July 1, 2026, (Inside AI) — Meta Platforms is developing a cloud computing service to sell surplus artificial intelligence infrastructure, according to a Bloomberg News report citing unnamed sources. The initiative would mark a significant pivot for the social media giant, potentially creating a new revenue stream beyond advertising.
The plan involves offering external customers access to AI models hosted on Meta’s existing data center infrastructure, mirroring Amazon Web Services’ Bedrock platform. This move would position Meta directly against established cloud leaders Amazon, Microsoft, and Alphabet.
Meta’s stock surged nearly 6% in premarket trading following the report. The company has not officially commented, and Reuters could not independently verify the details.
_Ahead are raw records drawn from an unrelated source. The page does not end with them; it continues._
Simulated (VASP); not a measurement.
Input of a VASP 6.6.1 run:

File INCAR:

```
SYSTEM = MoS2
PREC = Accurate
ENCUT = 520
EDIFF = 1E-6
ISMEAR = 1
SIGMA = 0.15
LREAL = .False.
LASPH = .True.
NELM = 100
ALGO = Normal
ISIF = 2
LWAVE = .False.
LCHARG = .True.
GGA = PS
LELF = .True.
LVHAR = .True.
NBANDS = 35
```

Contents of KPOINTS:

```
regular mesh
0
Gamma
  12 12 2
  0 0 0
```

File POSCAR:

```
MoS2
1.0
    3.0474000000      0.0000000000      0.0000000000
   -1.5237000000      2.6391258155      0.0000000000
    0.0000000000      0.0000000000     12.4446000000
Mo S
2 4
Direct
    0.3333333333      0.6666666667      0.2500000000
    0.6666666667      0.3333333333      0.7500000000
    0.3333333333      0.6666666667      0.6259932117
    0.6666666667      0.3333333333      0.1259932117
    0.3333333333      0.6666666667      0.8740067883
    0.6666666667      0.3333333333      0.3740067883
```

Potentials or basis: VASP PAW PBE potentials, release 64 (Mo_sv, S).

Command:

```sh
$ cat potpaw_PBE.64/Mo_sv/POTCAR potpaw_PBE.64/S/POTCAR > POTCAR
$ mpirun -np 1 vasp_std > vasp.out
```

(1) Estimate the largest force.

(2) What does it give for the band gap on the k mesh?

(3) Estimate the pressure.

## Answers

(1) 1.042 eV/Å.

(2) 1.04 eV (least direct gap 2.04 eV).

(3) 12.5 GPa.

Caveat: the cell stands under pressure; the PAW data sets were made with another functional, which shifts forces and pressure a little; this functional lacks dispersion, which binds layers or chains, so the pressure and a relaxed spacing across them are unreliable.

The strategic shift comes as Big Tech collectively pours unprecedented sums into AI infrastructure. Industry spending is projected to exceed $700 billion this year, a sharp rise from approximately $400 billion in 2025. Meta’s own capital expenditures have ballooned, driven by CEO Mark Zuckerberg’s aggressive bet on AI.
At the company’s annual shareholder meeting in May, Zuckerberg openly acknowledged the possibility. He stated that Meta is frequently approached by other firms seeking to license its AI models or purchase spare computing capacity at a premium. He framed the cloud option as a hedge against overbuilding.
Zuckerberg’s exact words were:
“It’s definitely on the table. Almost every week, other companies approached Meta asking it to sell them access to its AI models the way cloud providers do or looking to buy its spare computing capacity at a premium.”
He added:
“We haven’t done that yet, because we think that we have a use for the compute. But obviously, if we get to a point where we feel that we have overbuilt, then that is an option that we have, and that is partially what gives us confidence in investing in building this out.”
Meta’s potential entry into cloud services is not without precedent. The company has long operated massive data centers to support its family of apps. However, selling raw compute or AI model access would be a departure from its consumer-focused history. It echoes Amazon’s evolution from e-commerce operator to cloud powerhouse with AWS.
The reported model resembles a managed AI service rather than bare-metal infrastructure. By hosting models like Llama on its own servers and offering them via API, Meta could compete in the fast-growing “AI-as-a-service” market. This approach lowers the barrier for enterprises that lack the expertise or capital to run large models themselves.
Yet the move raises questions. Meta’s AI infrastructure is optimized for its own workloads—recommendation systems, content moderation, and generative AI features. Repurposing that capacity for external clients introduces technical and operational complexity. Security, isolation, and service-level guarantees would need to match hyperscaler standards.
Financially, the cloud business could diversify Meta’s revenue, which remains heavily dependent on advertising. In 2025, ads accounted for over 98% of Meta’s income. A successful cloud unit could provide a buffer against ad market volatility and regulatory pressures.
Competitors are unlikely to stand still. AWS, Microsoft Azure, and Google Cloud have deep enterprise relationships and vast service catalogs. They also offer their own frontier AI models. Meta would need to differentiate on price, performance, or unique model access—perhaps by granting early or exclusive use of future Llama versions.
The timing aligns with broader industry trends. Enterprises are increasingly seeking alternatives to dominant cloud providers to avoid vendor lock-in. Meta’s brand and scale could attract customers looking for a neutral, AI-focused platform. However, trust in Meta’s data practices may be a hurdle, given its history of privacy controversies.
Zuckerberg’s comments suggest the cloud plan is a contingency, not a committed launch. The company still believes it can productively use all its compute internally. But the sheer scale of investment creates a safety net: if internal demand lags, external sales can absorb the excess.
This strategy mirrors how other tech giants manage capacity. Google and Microsoft also use their clouds to monetize surplus infrastructure. For Meta, the difference is starting from scratch in a mature market. It would need to build sales, support, and partner ecosystems rapidly.
The reported exploration signals a maturation of Meta’s AI ambitions. From open-source model releases to potential cloud services, the company is seeking multiple paths to monetize its AI investments. Whether it can execute without distracting from its core business remains an open question.